Question: "What is philosophical theology?"
Answer: Philosophical theology is a branch of theology in which philosophical methods are utilized to arrive at a clearer understanding of divine truths. There is debate as to whether or not theology and philosophy must both be involved in man’s effort to arrive at the truth, or whether divine revelation can, or should, stand on its own. Over the centuries, there have been several different theories as to how extensively philosophical systems should be applied to theological concepts. Some say that the two must be absolutely separate, that they have nothing to do with one another. Others say that philosophy and reason are necessary if man is to rightly understand divine revelation. Still others take a moderate approach, saying that philosophy is a useful tool but not to be relied on utterly.
Philosophical theology came into existence in the 18th and 19th centuries when positivist, modernist, and Enlightenment thinkers attacked Christianity. Theologians wanted a way to explain and defend their beliefs and found they could use philosophical methods to defend divine revelation. The use of philosophy to analyze and explain theology was not without precedent. Thomas Aquinas, Augustine, and other early theologians had used the ideas of Aristotle and Socrates in their writings in an effort to think through and understand the concepts presented in the Bible. Many modern apologists still use philosophical arguments; for example, the teleological and ontological arguments for God’s existence are rooted firmly in philosophical theology.
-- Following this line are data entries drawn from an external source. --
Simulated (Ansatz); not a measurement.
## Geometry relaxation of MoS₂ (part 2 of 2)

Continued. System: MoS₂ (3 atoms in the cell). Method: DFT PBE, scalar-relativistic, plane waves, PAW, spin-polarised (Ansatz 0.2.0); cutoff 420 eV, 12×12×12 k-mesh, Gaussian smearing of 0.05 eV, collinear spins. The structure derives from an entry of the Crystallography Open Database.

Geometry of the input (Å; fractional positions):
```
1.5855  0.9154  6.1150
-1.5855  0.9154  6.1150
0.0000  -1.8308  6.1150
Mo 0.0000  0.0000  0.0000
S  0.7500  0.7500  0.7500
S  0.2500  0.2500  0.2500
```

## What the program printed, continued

The Bible says that seeking out a matter, or searching for truth that God has concealed, is glorious (Proverbs 25:2). We have been given the ability to reason, and there is nothing wrong with studying philosophy. At the same time, we must be cautious. There are many spiritual dangers in the study of philosophy. God warns us to “turn away from godless chatter and the opposing ideas of what is falsely called knowledge” (1 Timothy 6:20). Man-made theories and human speculation can add nothing of value to God’s Word, which is sufficient to equip us “for every good work” (2 Timothy 3:16–17). Job and his three friends attempted to understand God’s ways through human reasoning and failed. In the end, God told them that they were obscuring revelation by “words without knowledge” (Job 38:2).
Philosophical theology is a tool that can be used in a right way or a wrong way. It is a question of motive and priority: if we attempt to understand God’s ways and thoughts by relying on man-made constructs, we will be disappointed. Man has been trying to prove his ability to reach up to God ever since the tower of Babel. But if, motivated by love and a desire to know God, we use our minds to better understand His Word, our study will be rewarded. Philosophy is not truth itself but is subservient to the truth. Philosophy can become a tool for better grasping the truth. The inspired, inerrant Word of God is of supreme importance; any human philosophy must take a secondary place. The Bible is the judge of our philosophies, not the other way around (see Hebrews 4:12).